Your monthly mortgage payment will likely be the largest payment you have each month. But just how much of your income should it take up? Is there a specific number? How do you tell what you can afford? Here we discuss the general rule of thumb as well as how to put it into real terms in your life.
How Much do You Make?
First, you must address your income. How much do you make and how do you compare it to the mortgage payment? Let’s start with how much you make. Lenders look at your GROSS monthly income. This is income before taxes. It is the income reported on your W-2s. Take your last 2 years’ worth of W-2s and look at what you made. Do not worry if you held different jobs throughout the years. You will take an average of that income. Total the 2 numbers from each year (or more if you held more jobs) and divide by 24 months. This is the gross monthly income the lender will use for your eligibility.
If you have special circumstances, such as self-employment or commission payment, you should use your tax returns for the last 2 years. Look at your adjusted gross income. This is the income after any write-offs and/or expenses. This is the figure the lender will use as it allows them to adjust your income for any costs you have as a business owner or unreimbursed employee.
Determine 28% of Your Monthly Income
Now that you know how much money you make in the eyes of the lender, calculate 28% of that amount. For example, if your W-2s for the last 2 years equal $50,000 and $60,000, you have an average monthly income of $4,583.
$50,000 + $60,000 = $110,000
$110,000/24 months = $4,583 per month
Take the monthly income and multiply it by 28% as follows:
$4,583 x .28 = $1,283
In this example, you could afford a mortgage payment of $1,283.
What is a Mortgage Payment?
Do not run out just yet and take out a mortgage with a $1,283 monthly payment, though. There is more to it. You have to figure out the cost of the real estate taxes and homeowner’s insurance. They should be a part of your monthly payment whether you escrow them or not. Figure out the monthly cost by dividing the annual amount of each item by 12. For example:
Real estate taxes = $4,500
Homeowner’s insurance = $800
Per month, your real estate taxes cost $375 and homeowner’s insurance costs $67. This should come right off the top of your proposed mortgage payment. So from the $1,283, you should subtract $375 and $67.
$1,283 – $375 – $67 = $841
$841 is what you have left for principal, interest, taxes, and insurance.
Calculate your Total Monthly Debt
You still are not done, though. If you have other monthly debts, such as credit cards or car payments, they must figure into your calculations. Overall, you should not spend more than 36% of your gross monthly income on your mortgage plus your regular monthly debts. You can figure this out by adding up your proposed mortgage payment with your other monthly debts. In the example of $4,583 income per month, you can afford $1,649 in total debts. Since your proposed mortgage equals $1,283, your other monthly debt should not exceed $366. If it does, you must adjust accordingly.

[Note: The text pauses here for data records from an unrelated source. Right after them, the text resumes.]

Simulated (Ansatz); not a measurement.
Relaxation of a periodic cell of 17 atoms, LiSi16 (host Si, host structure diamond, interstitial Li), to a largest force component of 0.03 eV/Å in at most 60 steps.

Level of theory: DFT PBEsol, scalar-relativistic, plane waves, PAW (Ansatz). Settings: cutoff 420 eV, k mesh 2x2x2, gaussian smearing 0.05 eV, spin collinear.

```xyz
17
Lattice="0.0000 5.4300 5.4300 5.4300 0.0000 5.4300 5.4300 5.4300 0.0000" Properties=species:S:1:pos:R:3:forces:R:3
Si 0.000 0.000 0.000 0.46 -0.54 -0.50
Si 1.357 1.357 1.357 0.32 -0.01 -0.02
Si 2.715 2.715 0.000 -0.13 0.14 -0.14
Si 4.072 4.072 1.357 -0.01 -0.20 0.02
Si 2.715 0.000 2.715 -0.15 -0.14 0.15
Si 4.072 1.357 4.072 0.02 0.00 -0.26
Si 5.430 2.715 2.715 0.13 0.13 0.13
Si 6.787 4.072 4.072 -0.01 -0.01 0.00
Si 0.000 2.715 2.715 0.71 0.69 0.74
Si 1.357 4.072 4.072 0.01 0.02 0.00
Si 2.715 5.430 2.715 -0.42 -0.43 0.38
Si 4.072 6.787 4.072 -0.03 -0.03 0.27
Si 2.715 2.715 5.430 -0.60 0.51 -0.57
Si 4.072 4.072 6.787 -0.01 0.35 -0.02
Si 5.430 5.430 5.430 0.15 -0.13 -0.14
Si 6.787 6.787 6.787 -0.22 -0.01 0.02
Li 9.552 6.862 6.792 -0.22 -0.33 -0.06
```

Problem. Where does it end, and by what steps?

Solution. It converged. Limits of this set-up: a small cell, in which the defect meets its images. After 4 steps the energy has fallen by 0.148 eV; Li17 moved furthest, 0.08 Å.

If you have a large amount of monthly debt, you can work the equation backwards. Look at your current monthly debts and subtract it from the total amount of debt you can have based on your income.
For example if you have $550 monthly debts, do the following:
$1,649 (36% of $4,583) – $550 monthly debts = $1,099 total mortgage payment
$1,099 – $375 taxes – $67 insurance = $657 principal and interest payment
This leaves you with $657 available for principal and interest. Since for every $700 you can usually afford a $100,000 mortgage, you are close to the $100,000 loan amount.
This amount is less than 28% of your monthly gross income only because of the amount of your current monthly debts. If you can pay your monthly debts down, you can increase the amount of the mortgage payment you can afford.
You can also put a significant amount of money down on the home. The higher your down payment, the more home you can afford. You can add the amount of your down payment directly to the loan amount you qualify for based on the 28% rule. The more you put down, the less risky you become to the lender. In fact, if you put at least 20% down, you do not have to pay Private Mortgage Insurance, which leaves you even more room for principal and interest. This means a higher loan amount.
Of course, these numbers work on paper, but you have to make sure they work in your life. Take the numbers you calculate and work them into your budget. Do you have room for the proposed mortgage payment? Can you still afford your other monthly bills as well as daily living expenses? Avoid stretching your finances too thin as you put yourself at risk for mortgage default when you do this. If you do default on your mortgage, you could lose your home. Finding the mortgage payment that is the most affordable for you without sacrifice is usually the best idea overall.